All of these were knocked out at the end of the Triassic. The situation in the seas was even more devastating. Multitudes of marine creatures disappeared. Clams and corals were clobbered. And many species of land plants also were lost.
"The Triassic-Jurassic boundary wiped out the competitors to the dinosaurs. It's only after the boundary that you get a dinosaur-dominated ecosystem,'' said Columbia University paleontologist Paul Olsen, a leading expert on dinosaurs of this period. "It's really quite a dramatic change.''
The dinosaurs won the lottery, this time
"Whatever happened didn't affect the dinosaurs,'' Sues said. "If an impact was responsible for the Triassic-Jurassic extinction, as I believe, the strange thing is that at the end of the Cretaceous, when we have another mega-impact, the dinosaurs go out. It makes a point that there's a lot of randomness to this -- sort of like a giant lottery.''
Most of the dinosaurs roaming the Earth during the late Triassic were not the giants that emerged in the subsequent Jurassic and Cretaceous periods, with one exception. Plateosaurus, a long-necked, bipedal herbivore, reached lengths of about 20 feet.
More typical of the early dinosaurs was Coelophysis, a small bipedal hunter that was a precursor to much-later meat-eating giants such as Allosaurus and Tyrannosaurus.
Olsen noted that the forms of dinosaurs with which many people are familiar -- creatures like Brontosaurus (formally known as Apatosaurus), Allosaurus and Stegosaurus -- did not develop until after the competition had been eliminated.
A long-standing theory was that gradual changes in climate and sea levels spelled doom for many species over a period of millions of years. But experts said that theory is contradicted by new evidence showing that the extinction came suddenly.
University of Washington paleontologist Peter Ward said carbon isotope evidence found in rocks from the Queen Charlotte Islands off Canada's British Columbia coast demonstrated a swift collapse in marine plankton populations at the Triassic-Jurassic boundary.
"This thing was real fast,'' Ward said.
Other theories include massive volcanic activity that released gases into the atmosphere that caused intense global climate changes, and the explosion of a nearby star (a supernova) so intense that it blew away the Earth's protective ozone layer. But many experts feel the evidence points to a massive impact that triggered a global ecological crisis.
The smoking crater?
Scientists who favor the impact theory suspect that a humongous Canadian crater site in Quebec called the Manicouagan structure very well may be where the comet or asteroid landed.
But the most recent efforts to assign a date to the crater determined that the impact took place 214 million years ago -- 14 million years too early.
Sues said the antiquity of the rock at the impact site may have fooled the dating techniques used by scientists by providing a mix of different kinds of radioactive signatures.
"As the impact happened at Manicouagan, it happened into some of the world's oldest known rocks,'' Sues said.

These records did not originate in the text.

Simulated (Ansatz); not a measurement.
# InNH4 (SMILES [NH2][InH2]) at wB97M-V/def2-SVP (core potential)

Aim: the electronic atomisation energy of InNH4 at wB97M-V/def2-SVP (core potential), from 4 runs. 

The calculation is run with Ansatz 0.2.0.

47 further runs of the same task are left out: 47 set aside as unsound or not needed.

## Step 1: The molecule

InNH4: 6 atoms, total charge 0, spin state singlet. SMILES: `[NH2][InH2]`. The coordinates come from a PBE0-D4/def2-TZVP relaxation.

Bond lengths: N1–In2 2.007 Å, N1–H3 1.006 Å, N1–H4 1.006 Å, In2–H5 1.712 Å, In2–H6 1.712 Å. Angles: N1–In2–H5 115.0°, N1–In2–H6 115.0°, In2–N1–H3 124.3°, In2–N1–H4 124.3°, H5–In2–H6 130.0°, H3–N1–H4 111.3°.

"So as this rock gets molten, it may give you an artificially skewed date -- either too young or too old -- because there was so much radioactive material already in this more than two billion-year-old rock. The dates get all screwed up."
"We have to identify rocks that are the actual impact meld, the stuff that bubbled up seconds after the gigantic object hit. And it's very difficult to recognize that in the field."
Olsen noted that nothing unusual takes place in the fossil record at 214 million years ago -- not even a mild die-off. "So it's a bit mysterious that you would have this giant impact and have absolutely nothing going on," Olsen said.
Another vital clue is known as shocked quartz -- distinctive crystals of the rock quartz containing fractures caused by a huge amount of pressure exerted over a small period of time. The only places where shocked quartz has been found are at known extraterrestrial impact sites, nuclear test sites and in high-pressure laboratory experiments.
"Shocked quartz is evidence of an impact,'' said Smithsonian Institution paleontologist Michael Brett-Surman.
Scientists have searched for shocked quartz in rocks dating to the Triassic-Jurassic boundary. Unconfirmed traces of it have been found in Italy. Ward said experts are analyzing the rock from the Queen Charlotte Islands for shocked quartz.
Olsen said another piece of evidence supporting the impact theory is the high surge in fern pollen and spores in the fossil record at the Triassic-Jurassic boundary. Because ferns can repopulate quickly after a calamity, this suggests that they covered the land after an impact that may have decimated forests over a large area.
So, the detectives have amassed a lot of clues, but the culprit in this mass killing officially remains at large.